A charismatic brindle Boxer named Buddy has been chosen by Toyota SA and its marketing partner of nearly 50 years, Draftfcb, to star in the new Toyota Corolla TV ad which debuts on 25 September.
Buddy conveys the message that underneath the Toyota Corolla’s stylish, clean lines and refined touches, it is the same solid, reliable and dependable vehicle manufactured by a grounded and fun-loving South African company.
In the commercial Buddy attempts to behave with sophistication and grace – to match the refined and streamlined Corolla – but fails miserably, despite a heroic effort, in that both his speech and actions are down-to-earth, spontaneous and enthusiastic.
Word has it that this is the first of many appearances for Buddy. When developing the strategy behind the commercial, Draftfcb Johannesburg took serious cognisance of the fact that Toyota has continually built a legacy based on quality, durability and reliability. In the consumer’s mind, these add up to “trust’.
According to group business director on the account, Romaine Mackenzie, trust is the one quality Toyota truly owns, the one characteristic its competitors can’t challenge it on. So, in these trying economic times, its communication needs to remind consumers that Toyota vehicles are “loyal’ and will never let you down.
“As a result of this thinking, we set out to find an icon. Not only did this icon need to embody the spirit of Toyota but, from an advertising point-of-view, it needed to be instantly recognised no matter the execution, thus maximising spend. Also, this icon needed to transcend race, gender and age, and – most importantly – pull at the heart strings without being soppy.
“The character we believe will achieve this is a talking dog. Simply, dogs love going in cars, they have just as much of a relationship with them as people do and if they could talk, what would they say? Our icon, Buddy, is the dog’s dog; the epitome of reliability, honesty, loyalty and warm-heartedness, he personifies the Toyota brand in a universal way.

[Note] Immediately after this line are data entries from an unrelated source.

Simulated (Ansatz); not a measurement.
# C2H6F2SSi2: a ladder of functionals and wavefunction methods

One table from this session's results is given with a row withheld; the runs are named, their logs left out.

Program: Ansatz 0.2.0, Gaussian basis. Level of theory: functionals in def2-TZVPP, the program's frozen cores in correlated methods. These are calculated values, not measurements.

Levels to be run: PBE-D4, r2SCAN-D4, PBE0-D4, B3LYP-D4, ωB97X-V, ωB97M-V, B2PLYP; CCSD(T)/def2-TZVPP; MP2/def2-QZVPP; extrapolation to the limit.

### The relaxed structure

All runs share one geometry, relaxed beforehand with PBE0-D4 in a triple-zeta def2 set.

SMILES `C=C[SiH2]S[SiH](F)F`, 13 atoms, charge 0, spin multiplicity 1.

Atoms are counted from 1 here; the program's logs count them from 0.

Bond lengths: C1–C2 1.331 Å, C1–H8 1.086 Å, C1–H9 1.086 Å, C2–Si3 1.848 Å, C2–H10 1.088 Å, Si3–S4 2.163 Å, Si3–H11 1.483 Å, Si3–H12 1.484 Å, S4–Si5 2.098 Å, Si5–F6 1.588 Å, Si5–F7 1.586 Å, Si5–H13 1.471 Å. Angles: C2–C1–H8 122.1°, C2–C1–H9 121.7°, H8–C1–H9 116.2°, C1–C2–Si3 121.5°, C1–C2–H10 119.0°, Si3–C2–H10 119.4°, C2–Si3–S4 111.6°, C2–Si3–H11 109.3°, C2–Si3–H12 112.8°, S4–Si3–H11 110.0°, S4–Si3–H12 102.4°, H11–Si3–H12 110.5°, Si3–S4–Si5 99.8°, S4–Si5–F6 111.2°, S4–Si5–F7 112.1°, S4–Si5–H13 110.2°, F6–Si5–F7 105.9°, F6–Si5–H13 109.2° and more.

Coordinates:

“In adspeak, ’Buddy’ represents a different approach to take advantage of the opportunities presented by these challenging times. This approach is fresh, it is distinctive versus different, it has tonality, and provides consumers with a talking point,’ she said.
Toyota South Africa’s Vice President of Marketing Planning & Communications, Marius Vorster, concurred: “When the concept was explained to us we immediately saw its potential, and gave the go ahead immediately. It just felt right – right for the brand, right for the times. It was the brave and bold approach we’d wanted, and we couldn’t wait to see the finished execution. Now that the first ad is flighting, we’re certain we made the correct decision.’
Mackenzie added the decision to utilise a non-human character was not taken lightly. At the same time, production techniques had to take into account the fact that every rand spent during tough economic times must work that much harder.
The ad was developed by Draftfcb Johannesburg’s creative team of group executive creative director Brett Morris and Ivor Forrester. It relies on extensive post-production to “bring Buddy to life’ as he has the only “talking part’ in the script. This was achieved by super-imposing a human mouth over Buddy’s, so that he really does “talk’.
Explained Bouffant Productions’ Producer, Boris Vossgatter: “Our challenge was to find a treatment that would bring Buddy to life … in a distinct manner. The “Babe’ talking pig option, which synchronises the animal’s jaw movements with a voice-over, has been done several times already.
“We therefore opted for compositing a human mouth over the dog’s mouth, in conjunction with the special effects creators at Sinister Studios. We believed this technique would entertain the viewers and create a memorable ad.
“However, to make the technique work, we needed a dog that had a relatively flat snout and keeps its mouth closed. This was a big task for our animal wrangler, Julie Bezuidenhout, who found our Buddy after putting over 80 dogs through their paces. Eventually, she found our protagonist, a stud of a Boxer who could – at times – sit, keep his mouth shut and take direction at the same time!
“It was also a challenge for G-Stop, the casting agent, to identify the right actor to morph with Buddy as voice and lip movements were critical; they needed to be just right in order to maximise the humour.
“Fortunately, our chosen boxer proved a star on set; after just a week’s training he put in several fantastic performances. Lips and voice were filmed separately and then the two were combined at Sinister Studio. A daunting task but it works,’ he said.
Concluded Mackenzie: “Toyota SA is very cognisant of the fact that now is an opportune time to build share of voice, which should translate into market share once the economic recovery begins. However, given that budgets are finite, we couldn’t simply make more ads and air them more frequently. Instead, we opted to develop a creative thread – Buddy – that would have relevance for all Toyota brands and all its marketing requirements.
“Importantly for Toyota, Buddy can be extended to all parts of the business, and is an idea that spans all channels of communication. Of course, it is a pretty radical approach and a departure from Toyota’s historic marketing modus operandi, but we believe it will pay dividends in these rather unique – for the current generation of marketers and advertising professionals – trading conditions.’